Nazis Under the Bed
There’s a lot of interest in parallels between Donald Trump and Adolph Hitler and Benito Mussolini. The President’s autocratic rhetoric leaves him open to such comparisons, but better than calling him a Nazi or Fascist, we should ask if President Trump has “totalitarian” tendencies.
Totalitarians are prepared to destroy real people, cultures–reality itself—in order to bring about a better reality.
I’m not seeing that in President Trump, so why all these criticisms of Trump as a Nazi or Fascist?
One of my colleagues who was a television producer used to refer to the History Channel as the “Hitler Channel.” My mother’s family got out of Germany before WW I, so I’ve not been personally touched by the actions of Hitler’s Germany. But there is an abundance of German newsreels from that era to remind me of what happened after they left.
My life was more affected by the Soviet Union, Castro’s communist Cuba, the Cuban missile crisis and Ronald Reagan’s decision to invade Grenada. Given all that, why isn’t there much about the former Soviet Union and the atrocities of Lenin, Stalin and Khrushchev in documentary and feature films. That there isn’t is too bad since the Gulag Archipelago was larger than the death camps in Nazi Germany and crushed more lives.

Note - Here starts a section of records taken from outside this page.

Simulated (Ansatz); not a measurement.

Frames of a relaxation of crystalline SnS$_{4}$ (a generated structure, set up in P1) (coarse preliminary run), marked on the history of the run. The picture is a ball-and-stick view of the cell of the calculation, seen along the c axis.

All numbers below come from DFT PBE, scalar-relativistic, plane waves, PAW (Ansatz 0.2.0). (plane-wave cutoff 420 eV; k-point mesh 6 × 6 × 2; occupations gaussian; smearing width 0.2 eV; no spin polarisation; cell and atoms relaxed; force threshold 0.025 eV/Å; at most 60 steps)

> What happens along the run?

Why can’t our film producers delve into that history, go to Russia and buy up films of that era and conduct interviews with survivors of the Gulag? Or, better yet, go to the People’s Republic of China and attempt to produce a documentary on Mao Tse-tung?
The reason, I fear, is that our journalists, documentary and film producers, were indoctrinated in Progressive Left ideas when in college and are just plain ignorant of this other evidence of man’s inhumanity to man. Before there were penalties for “hate speech,” we would call these journalists “stupid.”